Psalm 51:15

 

EXPOSITION

Verse 15. O Lord, open thou my lips. He is so afraid of himself that he commits his whole being to the divine care, and fears to speak till the Lord unstops his shame silenced mouth. How marvellously the Lord can open our lips, and what divine things can we poor simpletons pour forth under his inspiration! This prayer of a penitent is a golden petition for a preacher, Lord, I offer it for myself and my brethren. But it may stand in good stead any one whose shame for sin makes him stammer in his prayers, and when it is fully answered, the tongue of the dumb begins to sing. And my mouth shall shew forth thy praise. If God opens the mouth he is sure to have the fruit of it. According to the porter at the gate is the nature of that which comes out of a man's lips; when vanity, anger, falsehood, or lust unbar the door, the foulest villainies troop out; but if the Holy Spirit opens the wicket, then grace, mercy, peace, and all the graces come forth in tuneful dances, like the daughters of Israel when they met David returning with the Philistine's head.

 

EXPLANATORY NOTES AND QUAINT SAYINGS

Verse 15. O Lord, open thou my lips; and my mouth shall shew forth thy praise. As man is a little world in the great, so the tongue is a great world in the little. Nihil habet medium; aut grande malum est, aut grande bonum. (Jerome.) It has no mean; it is either a great evil, or a great good. If good (as Eunapius said of that famous rhetorician) a walking library, a whole university of edifying knowledge; but if bad (as St. James doth tell us, James 3:6 ), "a world of wickedness." No better dish for God's public service, when it is we; seasoned; again, none worse, when ill handled. So that if we desire to be doorkeepers in God's house, let us entreat God first to be a doorkeeper in our house, that he would shut the wicket of our mouth against unsavoury speeches, and open the door of our lips, that our mouth may shew forth his praise. This was David's prayer, and ought to be thy practice, wherein observe three points especially: who, the Lord; what, open my lips; why, that my mouth shall shew forth thy praise. For the first -- man of himself cannot untie the strings of his own stammering tongue, but it is God only which opened "a door of utterance." Colossians 4:3 . When we have a good thought, it is (as the school doth speak) gratia infusa; when a good word, gratia effusa; when a good work, gratia diffusa. Man is a lock, the Spirit of God has a key, "which openeth and no man shutteth;" again, "shutteth and no man openeth." Revelation 3:7 . He did open the heart of Lydia to conceive well, the ears of the prophet to hear well, the eyes of Elisha servant to see well, and here the lips of David to speak well. Ac 16:1-40 Isaiah 50:1-11 2 Kings 6:1-33 . And therefore, whereas in the former verse he might seem too peremptory, saying, My tongue shall sing aloud of thy righteousness; he doth, as it were, correct himself by this later edition and second speech: O Lord, I find myself most unable to sing or say, but open thou my lips, and touch thou my tongue, and then I am sure my mouth shall shew forth thy praise. John Boys.

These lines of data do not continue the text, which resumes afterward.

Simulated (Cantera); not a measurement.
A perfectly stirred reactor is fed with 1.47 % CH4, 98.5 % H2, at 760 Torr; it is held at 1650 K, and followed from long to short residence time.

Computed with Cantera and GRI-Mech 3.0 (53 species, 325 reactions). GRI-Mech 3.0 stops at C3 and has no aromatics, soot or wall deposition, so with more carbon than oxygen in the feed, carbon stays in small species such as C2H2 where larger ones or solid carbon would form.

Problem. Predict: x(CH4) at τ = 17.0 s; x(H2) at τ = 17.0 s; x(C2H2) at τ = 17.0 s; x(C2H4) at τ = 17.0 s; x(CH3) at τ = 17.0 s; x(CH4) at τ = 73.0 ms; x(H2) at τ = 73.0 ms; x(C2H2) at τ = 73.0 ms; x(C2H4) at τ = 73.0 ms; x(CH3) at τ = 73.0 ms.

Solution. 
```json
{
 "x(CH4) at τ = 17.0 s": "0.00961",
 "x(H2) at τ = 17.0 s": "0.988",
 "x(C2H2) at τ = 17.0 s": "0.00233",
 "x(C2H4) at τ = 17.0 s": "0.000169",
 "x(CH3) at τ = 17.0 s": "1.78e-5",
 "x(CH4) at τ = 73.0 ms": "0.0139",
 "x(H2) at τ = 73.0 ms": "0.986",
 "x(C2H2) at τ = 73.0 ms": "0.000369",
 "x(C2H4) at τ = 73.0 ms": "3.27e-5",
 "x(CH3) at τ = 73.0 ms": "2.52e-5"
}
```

Verse 15. O Lord, open thou my lips, etc. Again he seems to have the case of the leper before his mind, with the upper lip covered, and only crying unclean, unclean; and he prays as a spiritual leper to be enabled, with freedom and fulness, to publish abroad the praise of his God. W. Wilson.

Verse 15. (first clause). He prays that his lips may be opened; in other words, that God would afford him matter of praise. The meaning, usually attached to the expression is, that God would so direct his tongue by the Spirit as to fit him for singing his praises. But though it is true that God must supply us with words, and that if he do not, we cannot fail to be silent in his praise, David seems rather to intimate that his mouth must be shut until God called him to the exercise of thanksgiving by extending pardon. John Calvin.

 

HINTS FOR PASTORS AND LAYPERSONS

Verse 15.

  1. Confession. His lips are sealed on account --
  2. Of his fall -- and well they might be.
  3. Of natural timidity.
  4. Of want of zeal.
  5. Petition, "Open thou," etc. Not my understanding merely and heart, but "lips."
  6. Resolution. Then he would speak freely in God's praise.

Verse 15.

  1. When God does not open our lips we had better keep them closed.
  2. When he does open them we ought not to close them.
  3. When he opens them it is not to speak in our own praise, and seldom in praise of others, but always in his own praise.
  4. We should use this prayer whenever we are about to speak in his name. "O Lord, open," etc.